The day before it was sublime; everything was captured in a moment of time that lasted all day – the waters were still and the world reflected perfectly in the deep blue. Quickening breath and limbs working on the hummocky mountain side had stopped. We were walking on the tame street with sightseers wearing sunglasses. We were eating in a busy café where families sat at large tables and foreign couples sat outside in the sun.
I sat on a window seat on top of a flat cushion covered in a tweedy fabric – the sun was on my back. I was with my parents but felt like an observer – not part. I thought of the town’s name – Ullapool – almost onomatopoeic on this day. She was like an ethereal settlement hidden in the Highlands – the pier is silhouetted against the sun and pools of reflected light melt on to water.
It seemed dark by the River Connich when a landrover and a pick-up pulled up beside us. Two groups were going out deer stalking – would our walk up Sgorr na Diollaid (nicknamed Sgurr na Dolly by my father) be thwarted? After a short discussion that I did not hear, the verdict was that we were given passage, as long as we went straight up and straight down; easier said than done.

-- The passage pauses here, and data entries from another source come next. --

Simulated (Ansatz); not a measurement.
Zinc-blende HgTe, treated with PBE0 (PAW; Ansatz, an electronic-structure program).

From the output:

We were heading for the most prominent knoll north of where we parked. Rising steeply in front of us in a deep-burnt amber were the lion’s head-type tops of Mam Charaidh and Carn Doire Leithe. The former hill means breast of the grave plots, mam referring to a breast shape and charaidh meaning graves. The latter was more difficult to find a meaning for, but may mean cairn by the side (leithe) of the oaks (doire).
These two topographical features were like the gateposts to the mountain; a mountain that seemed to have disappeared. All the while stags roared on the other side of the glen. The first part of the ascent was up broken, narrow and dark peat paths. On the east side of Mam Charaidh a surprisingly tall rock face loomed and a small army of boulders came towards us.
Looking back down to the glen’s floor, we noted there was still a harsh frost over the grasses, trees and tracks – a temperature inversion. Of course the body temperature rises as well as you climb and climb.
Once we had passed this wall we were cast on to a boggy moor; a landscape which belied the hill we were approaching. Just above the 650m contour, Dad, John and I entered Sgorr na Diollaid’s boulder field. The rocks were huge and peppered with snow, the landscapes between them in the distance gloomy and wintry, yet beautiful in their own glowering way.
This route was complicated and as we moved the crags seemed to get closer together. We wound our way through the obstacles. When the gradient lessened we saw the strange castellated summit of our mountain.
The summit comprises a strap of high rock with two towers. This place is awe inspiring, Tolkien in stature and myth-invoking geology.
The need to reach the top became more urgent as my blood pumped harder with exertion and my eyes drove my desire.
The true summit is on the easterly tower. I dropped my rucksack at the bottom and excitedly scrambled up to the tiny top, furnished with the most pitiful cairn I have seen; there was no room for anything else on this knife edge. I was concerned to realise that my dad’s friend was nervous of the scramble, so we both talked him through the steps up. Eventually the three of us were perched on rock edges.
Leaving this fortified summit, we headed west. I left Dad and John at the bealach as I continued round the hummocky ridge to a Corbett top – a small cairn, snow, an elegant view of the summit I had just left and snow-topped mountains in the west fading into the grey, cold sky.
Then he ran past me. On my descent, a huge stag galloped in front of my path. He came from the east and he was so close I could see the hair on his mane move.